Step 2: Determine Object and Image Distances
The image is formed at v = +10 \text{ m} behind the refracting surface. It is given that the image distance is \tfrac{2}{3} of the object distance. Denote the magnitude of object distance by |u| . Then:
v = \frac{2}{3} |u|.
Since v = 10 m, we have:
10 = \frac{2}{3} |u| \quad \Rightarrow \quad |u| = 15.
By the sign convention for refraction at a convex surface (with the surface bulging towards the right and object on the left side), the object distance is taken as negative:
u = -15 \text{ m}, \quad v = +10 \text{ m}.
Step 3: Use the Refraction Formula for a Spherical Surface
For refraction from a single spherical surface separating two media with refractive indices \mu_1 and \mu_2 , the formula is:
\frac{\mu_2}{v} - \frac{\mu_1}{u} = \frac{\mu_2 - \mu_1}{R},
where R is the radius of curvature of the refracting surface.
Step 4: Substitute the Known Values
Substitute \mu_1 = 1 , \mu_2 = 1.5 , v = +10 m, and u = -15 m into the formula:
\frac{1.5}{10} - \frac{1}{-15} = \frac{1.5 - 1}{R}.

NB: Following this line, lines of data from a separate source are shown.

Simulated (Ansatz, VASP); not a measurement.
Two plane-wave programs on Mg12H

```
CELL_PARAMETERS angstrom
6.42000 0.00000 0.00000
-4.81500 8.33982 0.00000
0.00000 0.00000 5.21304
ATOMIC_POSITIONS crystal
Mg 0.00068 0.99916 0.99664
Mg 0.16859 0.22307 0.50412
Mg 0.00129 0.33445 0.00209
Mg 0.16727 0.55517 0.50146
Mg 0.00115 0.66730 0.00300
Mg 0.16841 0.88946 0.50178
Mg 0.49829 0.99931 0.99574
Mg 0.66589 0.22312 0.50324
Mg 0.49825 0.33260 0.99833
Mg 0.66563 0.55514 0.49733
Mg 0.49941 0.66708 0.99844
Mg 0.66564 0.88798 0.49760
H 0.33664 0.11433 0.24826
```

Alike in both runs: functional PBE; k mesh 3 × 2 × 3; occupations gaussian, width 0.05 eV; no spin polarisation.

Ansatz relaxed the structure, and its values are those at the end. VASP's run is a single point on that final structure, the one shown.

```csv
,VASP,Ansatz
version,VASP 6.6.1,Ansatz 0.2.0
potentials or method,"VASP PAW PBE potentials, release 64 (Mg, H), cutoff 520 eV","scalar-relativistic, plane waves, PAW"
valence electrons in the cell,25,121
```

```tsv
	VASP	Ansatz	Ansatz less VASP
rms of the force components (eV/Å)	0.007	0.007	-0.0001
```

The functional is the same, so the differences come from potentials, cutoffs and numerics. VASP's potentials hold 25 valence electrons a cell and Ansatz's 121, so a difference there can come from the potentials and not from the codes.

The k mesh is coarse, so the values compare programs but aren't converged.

Step 5: Simplify the Left Side
Compute each term:
\frac{1.5}{10} = 0.15, \quad \frac{1}{-15} = -\frac{1}{15} = -0.0667.
Hence,
0.15 - \left( -0.0667 \right) = 0.15 + 0.0667 \approx 0.2167.
Step 6: Simplify the Right Side
The right side is:
\frac{1.5 - 1}{R} = \frac{0.5}{R}.
Step 7: Equate and Solve for R
Set the two sides equal:
0.2167 = \frac{0.5}{R} \quad \Rightarrow \quad R = \frac{0.5}{0.2167} \approx 2.3077 \text{ m}.
The problem statement also gives R = \tfrac{x}{13} \text{ m}.
Hence,
\frac{x}{13} = 2.3077 \quad \Rightarrow \quad x = 2.3077 \times 13 = 30.
Step 8: Final Answer
Therefore, the value of x is:
x = 30.